Agere gets Sirius about satellite radio design
SAN MATEO, Calif. When Agere Systems unveiled a satellite digital radio chip set recently, the company's onetime Lucent engineers put on display not only their technical ingenuity but also the complexities implicit in this new broadcasting architecture.
The eight-chip set, designed for Sirius Satellite Radio, dynamically combines signals broadcast from ground antennas and three satellites. The combined signals coded orthogonal frequency-division multiplex (COFDM) for the ground and time-division multiplex quadrature phase-shift keyed (TDM-QPSK) for the satellites get the redundancy needed for a moving vehicle to enjoy robust reception of up to 100 channels of digital-quality radio, Agere said.

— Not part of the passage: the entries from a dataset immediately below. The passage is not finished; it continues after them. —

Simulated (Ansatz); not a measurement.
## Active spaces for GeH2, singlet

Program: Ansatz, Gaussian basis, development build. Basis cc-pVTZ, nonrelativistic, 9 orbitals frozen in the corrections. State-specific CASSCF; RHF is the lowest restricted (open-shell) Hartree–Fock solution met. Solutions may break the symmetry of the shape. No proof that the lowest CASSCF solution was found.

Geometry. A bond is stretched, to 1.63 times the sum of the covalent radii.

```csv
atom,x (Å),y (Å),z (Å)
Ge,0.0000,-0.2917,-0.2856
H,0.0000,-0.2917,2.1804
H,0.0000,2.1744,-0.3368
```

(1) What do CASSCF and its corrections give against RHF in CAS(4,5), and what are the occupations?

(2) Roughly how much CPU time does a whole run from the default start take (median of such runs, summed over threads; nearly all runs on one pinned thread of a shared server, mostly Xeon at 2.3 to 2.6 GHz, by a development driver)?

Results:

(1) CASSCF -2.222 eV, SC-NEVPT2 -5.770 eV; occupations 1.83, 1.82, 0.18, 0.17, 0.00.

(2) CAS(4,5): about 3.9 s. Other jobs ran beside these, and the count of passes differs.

Sirius (New York) said that by yearend it will be delivering 50 channels of commercial-free music and up to 50 channels of news, sports, talk, comedy and children's programming. It's one of two similar but competing digital systems that combine satellite radio broadcasting with terrestrial repeaters. The other is from XM Satellite Radio (Washington), which said it will begin service this summer.
Both launch dates represent delays. And while some industry observers are not surprised by such postponements, they are already lowering their market expectations, slashing by half the estimated 2001 satellite radio subscriber base.
"Because so many factors are involved in building such a completely new product, you don't expect them service providers to get everything together as scheduled, and you don't expect them to start services when they are only halfway ready," said Michelle Abraham, senior analyst of multimedia at Cahners In-Stat Group. She now predicts the combined Sirius/XM subscriber base could reach "under 100,000 this year," half her original estimate.
Complex problem, solution
For its part, Agere's eight-chip set will be designed into radio receivers to be manufactured by Alpine, Clarion, Delphi Delco, Jensen, Kenwood, Panasonic and Visteon. Agere (Allentown, Pa.) recently began shipping engineering samples to all seven radio receiver manufacturers. Its production chip sets will start rolling out in early fall.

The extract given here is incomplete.